Now putting the case at the highest against himself, the most against Mr. Wadsworth or Mr. Pickard, two gentlemen immediately concerned in the matter, was that they advised the men not to enter into a contract for employment, that was to say, advised them to sign a document, which made fresh employment between the proprietors at the Cadeby Pit and the workmen.

There was no evidence whatever to connect either Mr. Wadsworth or Mr. Parrott with acts of an unlawful nature, and they had said nothing which conduced to the perpetration of those acts. Therefore, he asked his Lordship, so far as they were concerned, that they should be dismissed from the action.

Mr. Eldon Bankes said he doubted whether this discussion would turn out to serve any useful purpose at all, because all his learned friends were entitled to do at this stage was to say there was no evidence to go to the jury. Having regard to the evidence which had been given, it was absolutely impossible for anyone to say that there was not abundant evidence to go to the jury upon all the grounds set out in the statement of claim, as a separate and independent cause of action.

Mr. Isaacs had introduced another question altogether, and rather appealed to him as to whether he did not consider it his duty to assist him and his Lordship as to the points for the jury. Of course he would do so at the right time, but the right time to do so, and also to address his Lordship, upon points of law was when the evidence—

His Lordship: This is only a small beginning. (Laughter.)

Mr. Isaacs said he did not ask his learned friend to give him any assistance on a question of fact, but what he did ask was that he should say what were the questions of fact which he said were necessary to get the questions of law decided upon.

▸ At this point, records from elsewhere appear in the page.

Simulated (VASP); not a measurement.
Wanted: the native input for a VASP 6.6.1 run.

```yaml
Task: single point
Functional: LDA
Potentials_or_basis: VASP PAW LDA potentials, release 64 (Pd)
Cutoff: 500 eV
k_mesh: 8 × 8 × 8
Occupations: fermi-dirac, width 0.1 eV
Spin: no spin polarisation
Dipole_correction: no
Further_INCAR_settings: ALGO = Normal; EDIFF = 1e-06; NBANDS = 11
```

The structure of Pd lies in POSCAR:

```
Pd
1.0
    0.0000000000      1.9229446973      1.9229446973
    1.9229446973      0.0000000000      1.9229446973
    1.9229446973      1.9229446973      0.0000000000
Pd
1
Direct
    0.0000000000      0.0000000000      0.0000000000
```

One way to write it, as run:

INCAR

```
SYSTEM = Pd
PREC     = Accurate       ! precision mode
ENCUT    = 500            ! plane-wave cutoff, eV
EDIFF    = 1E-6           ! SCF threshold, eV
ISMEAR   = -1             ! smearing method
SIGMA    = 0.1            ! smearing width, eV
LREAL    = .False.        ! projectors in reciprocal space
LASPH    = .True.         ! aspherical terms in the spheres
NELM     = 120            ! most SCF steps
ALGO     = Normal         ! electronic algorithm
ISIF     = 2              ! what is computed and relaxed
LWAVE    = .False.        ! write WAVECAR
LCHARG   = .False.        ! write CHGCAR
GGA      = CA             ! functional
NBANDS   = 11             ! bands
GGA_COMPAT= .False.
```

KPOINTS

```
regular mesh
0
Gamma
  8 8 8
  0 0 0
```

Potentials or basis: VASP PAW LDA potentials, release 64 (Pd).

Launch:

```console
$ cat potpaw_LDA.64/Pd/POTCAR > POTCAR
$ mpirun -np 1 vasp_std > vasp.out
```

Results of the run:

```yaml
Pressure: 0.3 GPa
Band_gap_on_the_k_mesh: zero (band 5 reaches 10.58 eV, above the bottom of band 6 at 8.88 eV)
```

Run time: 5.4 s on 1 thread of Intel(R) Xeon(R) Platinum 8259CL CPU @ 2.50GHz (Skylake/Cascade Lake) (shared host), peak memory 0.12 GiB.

His submission was that some of the questions of fact were wholly immaterial to the cause of action, and unless he insisted upon them, there was no necessity to take up time with them.

Mr. Bankes replied that the jury would have to decide when all the questions had been heard. If his Lordship wished him to address him as to whether there was evidence to go to the jury he would do so by this statement: It was quite clear, upon the law as it stood at present, that certain acts were actionable, if they were unlawful and malicious acts on the part of the persons who did them, and there were also a class of acts which were actionable if done by a combination of persons which would not be actionable if done by an individual.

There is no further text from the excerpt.